Listserv to Mailman Part 1.1: Installing Mailman

Installing from Source

This page describes how I installed Mailman from source on our development server (a shared web hosting environment). However, it’s also possible to install through a binary package manager such as RPM or Apt, which is actually how our list host admins installed it onto our production server. So things might end up in different locations depending on how Mailman is installed.

Choosing a Version and Downloading

My first question for installing Mailman on our dev box was which version. This mattered because we had not yet chosen a list host but I assumed that whatever host we ultimately chose would probably have the latest stable and mature version.

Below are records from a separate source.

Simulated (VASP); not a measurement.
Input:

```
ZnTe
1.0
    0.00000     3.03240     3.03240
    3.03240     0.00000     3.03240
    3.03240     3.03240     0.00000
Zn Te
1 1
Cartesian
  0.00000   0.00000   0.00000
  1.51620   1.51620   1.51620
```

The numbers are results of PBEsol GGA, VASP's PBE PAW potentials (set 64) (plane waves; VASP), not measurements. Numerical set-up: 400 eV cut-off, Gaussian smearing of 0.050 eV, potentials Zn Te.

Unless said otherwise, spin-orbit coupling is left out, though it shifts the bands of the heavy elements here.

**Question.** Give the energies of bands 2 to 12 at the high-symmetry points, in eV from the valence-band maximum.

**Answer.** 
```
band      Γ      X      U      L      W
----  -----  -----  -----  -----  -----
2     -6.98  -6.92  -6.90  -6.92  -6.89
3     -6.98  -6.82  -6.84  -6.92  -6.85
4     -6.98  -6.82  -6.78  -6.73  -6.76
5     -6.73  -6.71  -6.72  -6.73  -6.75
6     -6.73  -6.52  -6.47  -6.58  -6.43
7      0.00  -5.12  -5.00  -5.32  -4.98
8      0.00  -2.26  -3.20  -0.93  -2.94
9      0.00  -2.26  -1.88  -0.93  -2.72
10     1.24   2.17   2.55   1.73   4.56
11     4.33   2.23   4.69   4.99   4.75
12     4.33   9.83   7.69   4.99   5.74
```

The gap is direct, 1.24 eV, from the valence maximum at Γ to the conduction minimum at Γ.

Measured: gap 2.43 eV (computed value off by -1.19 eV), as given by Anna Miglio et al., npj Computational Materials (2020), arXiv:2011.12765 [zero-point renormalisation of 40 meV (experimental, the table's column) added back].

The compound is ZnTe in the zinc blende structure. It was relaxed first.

Figuring out the latest stable and mature version of Mailman turned out to be a bit challenging. By examining the “timeline” graph at https://launchpad.net/mailman/+series (specifically, by hovering over the graph and hitting the little magnify-minus sign several times so I could eventually see all the way to the right), I found that at the time of checking (early Dec 2009), version 2.1.12 was the latest stable version since it was the most recent on the 2.1 “latest stable release” line.

I tried to download mailman-2.1.12.tgz from launchpad.net several times, but it never worked, so I finally downloaded it from http://ftp.gnu.org/gnu/mailman/?C=M;O=D

(Both of the above download sites were found on the main Mailman site at http://www.gnu.org/software/mailman/download.html)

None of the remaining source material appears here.